The City of Philadelphia hosted the weeklong Democratic National Convention (DNC) from July 25 through July 28, 2016. To put on this complex multi-day event, the Philadelphia 2016 Host Committee was charged with recruiting and coordinating some 10,000 volunteers, with the goal of having as many local residents participate as possible. Volunteers were sought to fill a variety of roles, from greeters to drivers, and were expected to positively interact with Convention delegates, attendees and media, and showcase Philadelphia as the world-class city it is.
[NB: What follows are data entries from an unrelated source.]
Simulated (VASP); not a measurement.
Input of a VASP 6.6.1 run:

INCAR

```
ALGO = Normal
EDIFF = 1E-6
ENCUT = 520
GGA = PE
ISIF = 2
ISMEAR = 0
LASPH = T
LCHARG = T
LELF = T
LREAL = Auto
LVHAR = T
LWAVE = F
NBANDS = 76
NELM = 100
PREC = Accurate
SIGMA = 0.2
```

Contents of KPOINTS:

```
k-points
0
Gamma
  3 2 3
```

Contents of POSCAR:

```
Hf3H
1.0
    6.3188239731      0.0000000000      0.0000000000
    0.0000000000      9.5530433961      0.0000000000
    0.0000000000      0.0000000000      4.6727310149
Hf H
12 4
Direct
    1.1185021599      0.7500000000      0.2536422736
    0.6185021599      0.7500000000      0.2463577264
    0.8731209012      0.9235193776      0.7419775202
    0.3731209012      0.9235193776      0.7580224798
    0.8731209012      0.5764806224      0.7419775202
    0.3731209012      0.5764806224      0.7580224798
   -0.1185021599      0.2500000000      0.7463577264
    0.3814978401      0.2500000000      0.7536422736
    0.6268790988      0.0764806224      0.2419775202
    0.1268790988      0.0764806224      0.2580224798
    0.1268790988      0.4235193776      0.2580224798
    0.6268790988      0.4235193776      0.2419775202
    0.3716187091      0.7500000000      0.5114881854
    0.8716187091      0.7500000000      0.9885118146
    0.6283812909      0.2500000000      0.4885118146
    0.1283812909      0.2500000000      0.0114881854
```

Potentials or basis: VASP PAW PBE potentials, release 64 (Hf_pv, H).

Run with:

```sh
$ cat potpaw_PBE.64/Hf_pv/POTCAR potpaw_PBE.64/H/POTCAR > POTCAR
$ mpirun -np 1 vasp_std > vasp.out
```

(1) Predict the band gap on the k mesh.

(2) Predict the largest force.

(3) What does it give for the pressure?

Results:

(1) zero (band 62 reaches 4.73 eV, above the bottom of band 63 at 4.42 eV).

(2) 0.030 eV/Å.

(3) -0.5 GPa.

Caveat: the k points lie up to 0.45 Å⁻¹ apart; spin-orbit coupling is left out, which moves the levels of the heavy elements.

Because of the extremely bureaucratic budget and approvals processes, Sterling Volunteers did not become involved with the Host Committee’s volunteer recruitment and screening process until early June, just weeks before the start of the Convention. Even so, they were able to screen thousands of volunteers from all over the country as well as other nations quickly and in time for the start of the convention. Plus, thanks to their integration with The Registration System, sign-up and coordination of volunteers was seamless.
Philadelphia was selected by the Democratic National Convention Committee to host the 2016 DNC. While the DNC was a partisan event, its staging was a non-partisan undertaking and required a huge amount of coordination and planning as well as civic outreach and communication. The budget for the convention’s security—of which volunteer screening was a critical part—came directly from federal funds.
Sterling Volunteers approached the 2016 Host Committee regarding their volunteer screening program and, in Spring 2016, they were selected as part of the formal volunteer screening RFP process. One of the key reasons Hannah Tran, who oversaw the volunteer program for the Host Committee, and the Host Committee as a whole were interested in Sterling Volunteers was its established partnership and easy integration with the TRS (The Registration System) volunteer portal, which the city had purchased to use for the Convention. Sterling Volunteers’ simple, flexible platform interface made it easy to add screening options to its volunteer database, allowing volunteers to initiate and even pay for the screening process themselves and place their background check order entirely online. “It eliminated having to send volunteers a bunch of different URLs,” says Ms. Tran. “I could run a report easily and see who had signed up and the status of their screening. It was really simple.”
Through its open Application Program Interface (API) with the TRS portal, Sterling Volunteers was able to easily integrate volunteer screening into the Host Committee’s database. Once a volunteer registered and selected a role or shift, they were prompted to start the screening process. Despite the short amount of time given to ramp up the screening program, the Host Committee was able to screen and vet thousands of potential volunteers. “Sterling Volunteers did as much as possible to make the process fast and efficient,” says Ms. Tran. “A new volunteer role or shift would pop up and a new round of volunteers would need to be vetted. They handled it all, no problem.”